Or at the very least, at the price we're talking here, companies should be hiring a trainer who knows the product well, who can actually teach people and answer questions. not go through this, go through that, clicking that: half the things are not useful to their particular problems and shouldn't be taught at all to this group.
Actually I get interrupted by a tour or popup when using a "point solution" all the time.
Right. It's self-indulgence by product managers and/or designers who think users are as interested in the software as they are.
Worse yet, sometimes these tours seem to be a band-aid for an unintuitive UX. If usability was the priority, I'd discover new features on my own.
I was looking for something to use for documentation recently.
Every dang tour wanted to show me their endless litany of features, often leaning into enterprise stuff. So much so that it didn't involve a chance to actually use the tool for what I wanted.
I just wanted to try documenting something and seeing how fast and easy it was but every form of a tour wanted to side track me.
I get irritated by Zoom saying I need to update right when I open the app and want to join a call. Or even worse, sometimes I'll have had the app open (checking video and sound) and it won't notify about a required update until I actually go to join a call.
Never understood why they don't propose the update when the call has ended.
Bitwarden also does this, with a big modal popup - and I only use my password manager in the middle of a flow. I'm either in the middle of signing up for some thing to accomplish a goal (like checking out on a website), or logging in to something to do the same.

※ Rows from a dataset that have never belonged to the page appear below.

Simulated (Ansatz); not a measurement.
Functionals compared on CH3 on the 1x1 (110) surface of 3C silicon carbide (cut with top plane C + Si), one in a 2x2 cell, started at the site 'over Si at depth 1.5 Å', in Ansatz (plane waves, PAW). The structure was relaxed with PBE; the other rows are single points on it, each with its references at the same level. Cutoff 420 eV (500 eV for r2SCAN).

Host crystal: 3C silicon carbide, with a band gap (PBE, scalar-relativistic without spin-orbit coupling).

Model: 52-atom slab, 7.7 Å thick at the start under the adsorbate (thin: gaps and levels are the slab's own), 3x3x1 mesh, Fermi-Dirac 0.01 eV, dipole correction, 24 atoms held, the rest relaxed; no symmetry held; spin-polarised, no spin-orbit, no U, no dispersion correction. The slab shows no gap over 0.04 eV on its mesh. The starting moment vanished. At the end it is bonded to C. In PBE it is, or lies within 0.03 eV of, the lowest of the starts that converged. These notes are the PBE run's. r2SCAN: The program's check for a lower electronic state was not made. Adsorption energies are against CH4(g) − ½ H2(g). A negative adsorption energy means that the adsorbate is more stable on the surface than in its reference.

I'd much rather it prompt on app close (when I don't care how long the update will take), or just have a button in the UI that I can click at my leisure.
100% this.
If you want to offer a product tour, then offer it as a small dismissible notification-thing in the corner of the normal UI. Otherwise you run into this situation while also constantly being annoying to everyone who has used your product before.
Product tours and tutorial wizards and all those educational experiences can be excellent, but they must not get in the way. Visible is fine, interruptive is not.
100% - that's why it's so confusing why PMs/PMMs think they need to keep adding these to their products.
> so confusing why PMs/PMMs
Because their goal metric is number of tasks closed/features delivered (and this counts as one), not customers satisfied.
Plus, social parroting - a misconception that if it's popular and everyone does it it "can't be wrong".
Exactly. These guided tours should be triggered by users, and never automatically. For example old school Windows apps have a question mark button on their title bar that the user can click to activate help for any UI element.
Unfortunately, even by the time old school, Windows was doing help, documentation was afterthought and usually worthless.
My kids’ school uses a web portal to add money to their lunch accounts. My only task when I open this website is to pick an amount and click submit and give them my money.
Whose idea was it to show me a “what’s new” popup of all the jira tickets they closed in the last sprint?
What’s new? Nothing is new. It works just like it used to. Just take my money and leave me alone, please.
But if you have (through whatever process) sent them a complaint that, say, "it doesn't work right using Firefox X.Y running on Windows 7", then those release notes might in fact be interesting to you. So there actually is a reason for you to be able to see them. Not for them to get in your way, though. 99% of the people won't care.
99% won’t care, and 59% will find the what’s-new popup actively confusing, distracting, and hostile. Bad trade.
No it won't because you're either going to already be using some other browser and you won't care or you'll be once again trying Firefox X.Y and you'll discover it does work.
This is true but not always.
Sometimes people would have enough time for a product tour and still skip it because no one wants to be forced to do anything.
Notably, this applies to the "product tour" a lot of products want to give you when they've added new features and I find this particularly obnoxious, especially with Adobe tools.
Like a lot of times when I am using Lightroom I just shot 3000 photos at a sports game and feel under the gun to select a few out and develop them or I am using Acrobat to handle some stressful paperwork which is late. I close 100s if not 1000s of modal dialogs that never should have been opened every day and just don't need another one.
It's bad from the viewpoint of Adobe because I wind up dismissing these messages out of hand.
Adobe wants me to see the value I am getting from my Creative Cloud subscription, like I am likely to keep paying for it if I enjoy more features in more of the products. Like lately I discovered Adobe Fonts is great: like I find looking for free fonts is the most depressing thing in web development and graphic design, I can spend hours looking at fonts and making comps and thinking "I can't stand that 'k'". Adobe Fonts on the other hand has quality fonts that are well organized and often I can put in 15 minutes and walk out with something that works so well with my brand that if I want to set stuff in that font with Pillow of course I am going to plunk down $90 and buy it -- I don't feel bad at all that the fonts are tied to Adobe tools and my CC subscription.
In terms of execution you just expect something like this to be crap. The integration of Adobe Fonts into Photoshop is broken: it can lock Photoshop hard and force you to kill the process. On the other hand it works great with Illustrator. Marketing-driven development always seems to have a lack of empathy and attention to quality that in the end is self-defeating.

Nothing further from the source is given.